In Singapore, conservation goes two ways. One, you get the heritage geeks who insist on salvaging every last crumbling brick, decorative tile and rusty wrought iron railing to preserve the look and feel of a bygone era. Then you have the cool cats who see a historic building, absorb its spirit and are able to recreate it in modern, hip surroundings.
The Warehouse Hotel is blessed with owners in the latter category who ensured that you don’t have to be well versed in Singapore’s history to get caught up in it. The beautifully restored former godown beside the Singapore River is heritage on the outside but playful on the inside, planting clues from the past to spark your imagination about what life was like in its heyday at the turn of the 20th century.
Stylised pulleys hang from the ceiling in the immense, plush lobby, hinting at the spice (and opium) storage house it once was. Havelock Road, where the hotel is located, was a hotbed of vice, of secret societies and illicit alcohol. The warehouse itself was an illegal distillery, so you’ll find quirky allusions to that throughout. ‘Objects of Vice’ is one such – a lobby installation where handcuffs, lighters and liquor flasks shine under a glass case, an echo of the favourite accessories of the old warehouse bosses and gangsters who frequented the area, and a hint of the fate that awaited them when the law caught up.
In the rooms, ‘minibars of vice’ offer almost everything you need to indulge in deadly sins: salted egg yolk potato chips and Vietnamese chocolate for ‘gluttony’; condoms for ‘lust’ and beauty elixirs for ‘vanity’. The snacks and vanity products are all proudly sourced in Singapore and Asia.
The creative minds behind all this belong to the Lo & Behold Group, a leading food and beverage brand that is making its first foray into accommodation. The Warehouse cunningly extends the group’s expertise at crafting cool dining experiences. The group’s mantra of over-delivering holds true in its 37 rooms – all beautifully appointed and very spacious, with five-star perks such as custom pillow-top mattresses and eco-friendly bath products – at down-to-earth prices starting from $S295. Ask for a river-facing room, or just bask in the minimalist, loft-like interiors finished in soothing neutral tones.
Apart from the bar, a magnet for the ‘in’ crowd, the restaurant Po is an equally big draw despite mixed reviews about its food. The menu is Singaporean with a modern twist, and the signature dish is Popiah – crêpe-like rolls filled with braised vegetables and condiments that you assemble yourself at the table. It’s a fun, communal way to get acquainted with local street fare.
The staff are young and charmingly unpolished. They lack the precision found in well-established chains but you get earnest enthusiasm and a genuine desire to share their knowledge of Singapore with you. Ask, and they will be full of suggestions on very ‘local’ places to visit that aren’t on a visitor’s map.
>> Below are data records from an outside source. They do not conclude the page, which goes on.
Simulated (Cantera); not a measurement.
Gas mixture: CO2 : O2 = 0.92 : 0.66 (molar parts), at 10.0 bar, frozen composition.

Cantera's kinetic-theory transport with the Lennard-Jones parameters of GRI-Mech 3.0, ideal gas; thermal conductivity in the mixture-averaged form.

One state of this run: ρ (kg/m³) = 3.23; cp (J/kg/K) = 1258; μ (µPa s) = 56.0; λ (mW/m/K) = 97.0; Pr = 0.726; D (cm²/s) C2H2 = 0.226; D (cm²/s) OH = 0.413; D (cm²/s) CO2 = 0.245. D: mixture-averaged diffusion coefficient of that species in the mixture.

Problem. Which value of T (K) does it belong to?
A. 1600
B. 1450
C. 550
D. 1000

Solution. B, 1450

It’s not the most convenient location, but it’s close enough to town. It’s walking distance to Robertson, Boat and Clarke quays – three riverfront districts that are tourist traps but house a few worthwhile stops. It’s a short cab ride to the CBD shopping thoroughfare of Orchard Road and Chinatown – where traditional markets and local food co-habit with chic eateries.
But most of all, The Warehouse Hotel has something others don’t: it lives and breathes local culture, and you won’t leave without some of that rubbing off on you.